A Real Stinky Locker Room!

Organizational culture Respect Teamwork


Key Point: You’ve likely heard about the bullying by Miami Dolphins football player Richie Incognito against someone who is supposed to be a teammate, fellow lineman Jonathan Martin. Incognito was allegedly so abusive that Martin walked out on the team, apparently overwhelmed and fed up by the continuous harassment . And journalistic research concludes that this is a repeat pattern of behavior for Incognito (see the timeline here). The locker room buzz was that Martin, a Stanford grad, was considered by both coaches and other players as less gung-ho than desired. His nickname was “Big Weirdo.” This somehow became license for Incognito, blindly encouraged by management, to exercise the motivational technique of bullying, including but not limited to leaving “inspirational” voicemails for Martin with repulsive name calling, including the “N word” to fire him up. Frankly, I find this situation disgusting and a failure in leadership at every level.

I’ve seen this in action myself. I played college football and in one year saw the locker room transition from positive leadership based on respect and good natured fun, to one dominated by mean spirited pranks and bullying. The cool guys in the constructive locker room demanded collegial respect and led by positive example. The so-called cool guys in the dysfunctional locker room fueled an atmosphere of fear and intimidation. What happened? In both cases the best players were the leaders establishing the locker room culture and the coaches knew it. The fact is that no one wants to really get on the bad side of negative leaders who like to roam locker rooms, hallways and offices like delinquent bull elephants. However, the time is right to open up the dialogue on this totally reprehensible behavior in schools and/or the workplace.
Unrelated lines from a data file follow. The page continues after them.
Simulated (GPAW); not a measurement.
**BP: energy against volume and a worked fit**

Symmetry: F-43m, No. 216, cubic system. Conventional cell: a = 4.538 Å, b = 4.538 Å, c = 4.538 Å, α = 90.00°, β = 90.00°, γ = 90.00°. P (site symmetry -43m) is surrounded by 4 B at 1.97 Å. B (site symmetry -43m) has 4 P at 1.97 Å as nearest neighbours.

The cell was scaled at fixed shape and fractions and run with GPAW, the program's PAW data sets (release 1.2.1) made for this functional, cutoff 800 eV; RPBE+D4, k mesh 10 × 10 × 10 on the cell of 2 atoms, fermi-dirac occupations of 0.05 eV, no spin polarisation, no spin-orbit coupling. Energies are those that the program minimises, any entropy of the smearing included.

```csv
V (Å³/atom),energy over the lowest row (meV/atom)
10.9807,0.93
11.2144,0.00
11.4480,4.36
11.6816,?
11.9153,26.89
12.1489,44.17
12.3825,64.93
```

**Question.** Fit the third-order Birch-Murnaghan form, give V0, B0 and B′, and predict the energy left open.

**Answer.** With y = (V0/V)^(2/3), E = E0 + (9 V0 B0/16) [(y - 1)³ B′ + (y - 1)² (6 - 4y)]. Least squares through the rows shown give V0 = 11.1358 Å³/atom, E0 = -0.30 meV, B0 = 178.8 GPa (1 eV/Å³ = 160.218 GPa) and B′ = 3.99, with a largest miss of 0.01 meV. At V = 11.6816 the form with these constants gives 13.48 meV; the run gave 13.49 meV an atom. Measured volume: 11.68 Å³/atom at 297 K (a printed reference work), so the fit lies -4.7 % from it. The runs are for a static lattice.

Incognito may be a decent football player but he is a lousy behaving human on the matter involving Martin. Today I’ve heard on sports talk shows some ridiculous rationalization for condoning his behavior. Some are even blaming Martin for being weak and not standing up to fight the bully. The real sad aspect is that Martin shouldn’t have to fight Incognito to be a real “man.” The leadership culture should be strong enough to recognize, stop and remove any behavior that disrespects another person. Anything attacking people is flat out wrong. And if harmful disrespectful behavior is coming from talented people, that is irrelevant. Bad behavior is bad behavior, regardless of the source. Disrespectful people must change behavior or leave the group. Abuse is so insidiously destructive that the team will ultimately lose.

Already, stories are emerging how veterans on the Dolphins team force young players to pay for extravagant meals etc, running up restaurant tabs in the 10s of thousands of dollars, just to show who is “boss.” Some of this is condoned.

Former Jets linebacker Bart Scott tells ESPN radio, “I saw some reports about some of the big bills that some of the rookies get. You do that one time… Then for the rest of your career, it’s going to be done for you… I’ve never heard of a dude like this, ever.”

Keep in mind, Martin was no longer a rookie. The bullying will likely continue to escalate until it is finally weeded out. If I was the owner of the Dolphins, I would fire both the coach and general manger for being culpable, ignorant, or both. It’s no excuse they didn’t know what was going on. Their leadership responsibility is to “know.”

Even legendary coach, Mike Ditka tells Sportscenter, “if you see this happening, I don’t know how you can take it. There’s no place for it in sports or anything… I don’t know how this guy got this far in life.”  

Character Moves:

  1. Being good at getting results is no reason to keep on employing selfish, mean spirited, negative people. In the end, as proven by Incognito, these people destroy more than they build. Have the courage whether you are a team member or boss to demand the behavior stop and change.
  2. Expect leaders to demonstrate and insist on respect at every level. If not, they can’t be leaders. Make sure the expectations are clear and people can recognize unacceptable behavior. This is NOT being politically correct. There is a well-framed outline of minimum respect in the workplace. If people aren’t getting results, coach them by understanding, teaching and inspiring. Threatening and abusive motivation does not work in the long run. The respectful thing to do if people don’t get results after reasonable coaching and patience is to fire them, not abuse them.
  3. Be aware of your “locker room” culture. Is it positive, constructive and truly team building oriented? If not, you have a real problem. Have the courage to make the right decision and get rid of this person(s) that are negatively pulling others down. Even if they’re the “best players,” you and the culture will benefit in the long run. Beware of rationalization like… “He may treat other people badly but he gets results.” And even if you’re not the boss, show up and confront disrespectful behavior by anyone.